What the heck is going on here? The analytical heavy Astros just won a game using a good old fashioned, gut feeling, manager’s reaction to an in-game situation. The Dodgers haven’t come off script and find themselves down two games to one in the series. The decisions being made by Astros’ manager A.J. Hinch, during this whole post season, are becoming very clear. He is using his analytical formulas to set his lineups and overall game strategy, yet has been become very flexible in his in game thinking. Unlike the other dugout, he is going off script.
Last night he used only one pitcher out of his bullpen (Brad Peacock) and left him in for 3.2 innings to close out the game. Peacock did not allow a hit in what was an unusual move that went against everything analytical. When asked why he left him in, Hinch responded, “He was in complete control of every at-bat and was cruising. Why take him out?” Wow a gut feeling to make a decision. It didn’t hurt that Hinch went out to catch some warm up pitches from Peacock while Brian McCann was putting on his gear between innings and liked what he saw.
Hinch has made some interesting non analytical moves or in some cases, “non moves.” Leaving Justin Verlander in for a complete game win where he threw 124 pitches in game 2 of the ALCS was a “gut” feeling “non move”. Verlander ended up striking out 13 Yankees on the way to a 2-1 win and put them up two games to none. Gutsy move to say the least and totally against the grain of all things analytical. The “Ouija Board” would tell the manager to never let a starter go through the lineup a third time.
Ok, let’s be honest here. Major League managers are not all robots and have great baseball knowledge. What it comes down to is a complicated mass of information that is gathered by both analytic geniuses, experienced scouts, coaches and managers, who then come up with a game plan. The successful skippers are the ones who use creativity and gut feelings in situations to make in game decisions that win ball games for their teams. Also remember that the players will always be the ones who have to execute in these situations and that all of the work and decisions made in the dugout will go down the drain if they don’t.

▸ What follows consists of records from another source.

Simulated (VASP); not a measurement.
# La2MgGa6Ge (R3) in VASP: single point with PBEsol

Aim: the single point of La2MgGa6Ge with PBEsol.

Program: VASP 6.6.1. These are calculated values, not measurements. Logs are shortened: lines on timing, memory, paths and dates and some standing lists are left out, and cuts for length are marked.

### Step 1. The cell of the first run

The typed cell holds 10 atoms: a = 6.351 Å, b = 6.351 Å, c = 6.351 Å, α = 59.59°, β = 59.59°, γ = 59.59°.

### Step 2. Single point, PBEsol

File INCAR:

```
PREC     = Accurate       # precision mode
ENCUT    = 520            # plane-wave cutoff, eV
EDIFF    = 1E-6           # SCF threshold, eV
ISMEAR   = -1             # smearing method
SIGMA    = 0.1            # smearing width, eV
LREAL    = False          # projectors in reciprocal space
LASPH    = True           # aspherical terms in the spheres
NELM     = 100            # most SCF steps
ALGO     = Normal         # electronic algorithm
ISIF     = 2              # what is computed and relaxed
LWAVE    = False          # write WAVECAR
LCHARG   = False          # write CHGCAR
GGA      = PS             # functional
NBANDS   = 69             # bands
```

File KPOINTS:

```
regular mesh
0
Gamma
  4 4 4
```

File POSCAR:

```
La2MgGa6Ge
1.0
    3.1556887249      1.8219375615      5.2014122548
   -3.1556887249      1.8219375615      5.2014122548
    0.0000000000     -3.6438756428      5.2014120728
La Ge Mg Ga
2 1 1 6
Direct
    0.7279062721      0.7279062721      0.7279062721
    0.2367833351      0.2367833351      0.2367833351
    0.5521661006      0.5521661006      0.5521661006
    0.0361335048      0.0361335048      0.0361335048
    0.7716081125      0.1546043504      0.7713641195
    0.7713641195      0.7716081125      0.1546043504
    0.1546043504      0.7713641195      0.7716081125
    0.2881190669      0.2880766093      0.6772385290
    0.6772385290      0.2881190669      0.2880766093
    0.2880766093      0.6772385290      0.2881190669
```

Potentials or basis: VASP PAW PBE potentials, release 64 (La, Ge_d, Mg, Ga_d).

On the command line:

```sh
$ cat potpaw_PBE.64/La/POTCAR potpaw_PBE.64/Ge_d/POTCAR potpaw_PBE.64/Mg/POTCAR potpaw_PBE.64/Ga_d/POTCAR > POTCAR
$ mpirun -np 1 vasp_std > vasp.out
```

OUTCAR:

So far in this series, Dave Roberts has not gone away from the math book as much as Hinch and it has helped to put the Dodgers in a hole now. Sure, Yu Darvish getting racked in 1.2 innings, where he had no command of his usually nasty slider, was a big surprise. No one expected him to get shelled like that in the second inning with the “Astro-Nauts” launching missiles all over Minute Maid Park. Roberts had no choice but to begin the flood of relievers out of the bullpen. Having to use five more arms last night.
Hinch, who is relying on his eyes and baseball knowledge in some of these situations, could be on the brink of helping the Astros to their first ever World Series Championship.